The Fourth Circuit found here that the material about the confidential informant’s lack of reliability and his termination by the police was material, that the informant’s theft of buy money was not “separate” from the controlled buy as the government argued.  Further, the Court found that the investigating affiant omitted the information “at least recklessly,” and not through mere negligence or innocent mistake.  The Fourth Circuit held that the defendant should have won his Franks hearing, and vacated the defendant’s conviction and sentence, remanding for further proceedings.

Security check tips reasonable suspicion analysis against defendant

US v. Foster:  In this appeal from a felon in possession conviction, the Fourth Circuit considered the denial of the defendant’s motion to suppress evidence revealed by a stop-and-frisk in downtown Wheeling, WV.  With facts similar to those of the Massenberg case from 2011, including an unreliable tip, high-crime area, the only person found in an area where a shot was reportedly fired, the individual’s failure to make eye contact, the Fourth Circuit undertook a similar reasonable suspicion analysis.  Where this case diverged from Massenberg, however, arose from a security check the defendant made, and it sufficiently changed the Court’s analysis to find the totality of the circumstances supported the conviction.  The Fourth Circuit affirmed.

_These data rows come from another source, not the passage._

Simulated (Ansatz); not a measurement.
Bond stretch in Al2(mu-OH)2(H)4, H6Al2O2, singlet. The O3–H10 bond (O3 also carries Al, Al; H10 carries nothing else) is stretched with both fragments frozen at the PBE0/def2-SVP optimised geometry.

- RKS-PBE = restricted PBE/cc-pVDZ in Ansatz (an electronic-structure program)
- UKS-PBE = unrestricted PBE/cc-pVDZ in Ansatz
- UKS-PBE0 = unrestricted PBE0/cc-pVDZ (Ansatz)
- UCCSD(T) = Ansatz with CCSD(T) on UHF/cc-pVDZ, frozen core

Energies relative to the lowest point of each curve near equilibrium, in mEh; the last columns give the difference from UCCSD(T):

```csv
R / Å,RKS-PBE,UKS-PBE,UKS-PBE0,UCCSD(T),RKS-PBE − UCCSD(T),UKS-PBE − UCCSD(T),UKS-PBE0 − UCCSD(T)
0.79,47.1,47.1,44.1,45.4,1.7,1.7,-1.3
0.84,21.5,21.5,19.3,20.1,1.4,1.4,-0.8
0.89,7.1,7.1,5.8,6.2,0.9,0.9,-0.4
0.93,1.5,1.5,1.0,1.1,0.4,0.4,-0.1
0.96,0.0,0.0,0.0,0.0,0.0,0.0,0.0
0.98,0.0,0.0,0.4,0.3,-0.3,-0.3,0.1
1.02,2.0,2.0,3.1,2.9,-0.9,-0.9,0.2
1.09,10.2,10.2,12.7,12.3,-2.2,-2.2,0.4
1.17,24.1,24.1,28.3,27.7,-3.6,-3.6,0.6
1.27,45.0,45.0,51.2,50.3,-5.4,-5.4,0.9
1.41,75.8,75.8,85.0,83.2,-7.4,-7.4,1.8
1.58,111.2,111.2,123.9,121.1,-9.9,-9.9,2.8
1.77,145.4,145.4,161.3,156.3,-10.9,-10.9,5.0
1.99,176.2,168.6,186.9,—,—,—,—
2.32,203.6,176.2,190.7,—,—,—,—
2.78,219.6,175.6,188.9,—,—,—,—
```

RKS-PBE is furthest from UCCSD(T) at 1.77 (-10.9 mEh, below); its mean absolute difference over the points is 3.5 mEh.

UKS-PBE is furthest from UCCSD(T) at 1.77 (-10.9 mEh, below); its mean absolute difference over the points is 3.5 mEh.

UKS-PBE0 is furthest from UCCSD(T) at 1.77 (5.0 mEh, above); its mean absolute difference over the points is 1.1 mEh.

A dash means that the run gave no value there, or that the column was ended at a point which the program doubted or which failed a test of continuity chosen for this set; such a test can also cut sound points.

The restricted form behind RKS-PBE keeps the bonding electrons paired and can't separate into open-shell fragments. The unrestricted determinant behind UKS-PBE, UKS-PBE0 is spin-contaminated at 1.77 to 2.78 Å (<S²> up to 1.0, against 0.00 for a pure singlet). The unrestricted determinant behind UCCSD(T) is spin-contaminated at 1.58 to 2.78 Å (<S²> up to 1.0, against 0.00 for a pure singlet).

Here, when officers approached Foster and asked if he had any weapons, Foster put his right hand in his right front pants pocket, a “security check” referred to as the instinctive movement that suspects purportedly use to ensure their concealed weapon is secure.  Foster complied when police told him to keep his hands out of his pockets; subsequently the officers frisked Foster, patted his right front pocket area that Foster had security checked, and discovered a firearm.  The Fourth Circuit found that the security check “tied all the factors into a coherent whole that justified an investigatory stop.”  It gave the police cause to suspect that Foster had been the source of the reported gunshot here, sufficient to justify a Terry stop and frisk.

Error in jury instructions for bath salts case

US v. McFadden:  On remand from the Supreme Court (opinion here) which had concluded that the jury instructions given at the trial in this case improperly omitted elements relating to the defendant’s state of mind, the Fourth Circuit considered whether the errors in the jury instructions were harmless.  The Fourth Circuit held here that the erroneous jury instructions were harmless error with respect to some of the convictions, but not harmless with respect to certain other counts; the Fourth Circuit affirmed in part, vacated in part, and remanded to the district court for further proceedings.

The Supreme Court clarified the government’s burden of proof to support a conviction for distribution of controlled substance analogues, and instructed that the government must satisfy one of two methods of proof concerning the defendant’s state of mind.  The proof in dispute in this appeal is whether the defendant knew either the legal status of the substance, or the chemical structure and physiological effects of that substance.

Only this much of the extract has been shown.